The Strategic Defense Initiative: Definition & Organization

Instructor: Jason Waguespack

Jason has taught Political Science courses for college. He has a doctorate in Political Science.

In this lesson, you will learn about the proposed Strategic Defense Initiative, a Cold War-era program designed to defend the U.S. against a Soviet nuclear attack, as well as the controversy over it and the program's eventual fate.

Definition

A constant worry for the United States during the Cold War was how to stave off a possible Soviet nuclear strike. Only the threat of 'Mutual Assured Destruction,' or MAD, the possibility that the Soviets could be destroyed by American nuclear missiles if the Soviets launched missiles at the U.S., seemed to keep the Soviets from launching a strike. The two countries were trapped in a stand-off with two giant guns pointed at each nation's head, with each hoping the other didn't pull the trigger.

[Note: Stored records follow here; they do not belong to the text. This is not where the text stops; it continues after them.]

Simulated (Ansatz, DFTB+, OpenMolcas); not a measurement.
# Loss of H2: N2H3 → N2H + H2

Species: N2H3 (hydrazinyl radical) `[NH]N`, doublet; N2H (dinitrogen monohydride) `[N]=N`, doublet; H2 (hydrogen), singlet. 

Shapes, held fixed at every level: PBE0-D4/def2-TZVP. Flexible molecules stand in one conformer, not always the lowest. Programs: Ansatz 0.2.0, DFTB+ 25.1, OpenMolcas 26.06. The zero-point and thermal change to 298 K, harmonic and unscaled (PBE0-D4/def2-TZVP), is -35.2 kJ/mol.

President Reagan Addresses the Nation on SDI
Reagan Addresses the Nation on SDI

In the early 1980s, President Ronald Reagan's military and scientific advisors presented him with a proposal to create a system to shield the United States from incoming nuclear missiles. Reagan decided that a defense against a nuclear attack was preferable to relying on MAD to defer nuclear war. On March 23, 1983, President Reagan addressed the nation. He argued it would be better to save lives than to have to avenge them in a nuclear war. To that end, he laid out a proposal for a defense system that would intercept and destroy Soviet missiles in the air before they reached American soil. Though this new system would likely take decades to achieve and suffer setbacks before it could be realized, Reagan argued the price was worth it if it could render nuclear weapons obsolete. He called this defense system the Strategic Defense Initiative.

Organization of SDI

A Missile Interceptor
missile interceptor

The goal of the Strategic Defense Initiative, or SDI as it is commonly known, was to defend the United States from incoming nuclear missiles by a combination of land and space-based weapons. Sensors at battle stations placed on land or in space would detect Soviet missiles when launched. These stations would then target the missiles while they were still in flight and destroy them with laser beams. Also, missiles placed on air platforms as well as missiles on the ground would form another layer of defense by intercepting and destroying Soviet missiles. Many of these missiles would defend major American targets such as missile silos from Soviet attack.

Controversy over SDI

SDI Logo
SDI logo

The Strategic Defense Initiative met with fierce political scrutiny. The weapons proposed, including laser beams and neutron particle beams, were considered technologies that were too advanced and unproven to invest in. The outlandish laser weapons, along with the fact that some of the weapons were to be put in space, caused critics to dub the program 'Star Wars' after the title of the famous blockbuster science fiction film. Critics also argued that SDI would take the arms race into outer space, with the Soviets placing their own weapons in space to keep up with the Americans. SDI detractors also claimed the Soviet Union would expand its offensive nuclear capacity to try and overcome a possible American defense shield. Still, Reagan prevailed on Congress to fund SDI, and by 1987 annual spending on SDI had reached an excess of $3 billion.

In spite of the criticism that SDI couldn't work, the Russians took the program seriously and publicly opposed its creation. Soviet leader Mikhail Gorbachev even asked Reagan to drop the program at the 1986 summit in Reykjavík, Iceland, in exchange for disarmament concessions. Reagan refused, continuing to pursue the program through the end of his presidency.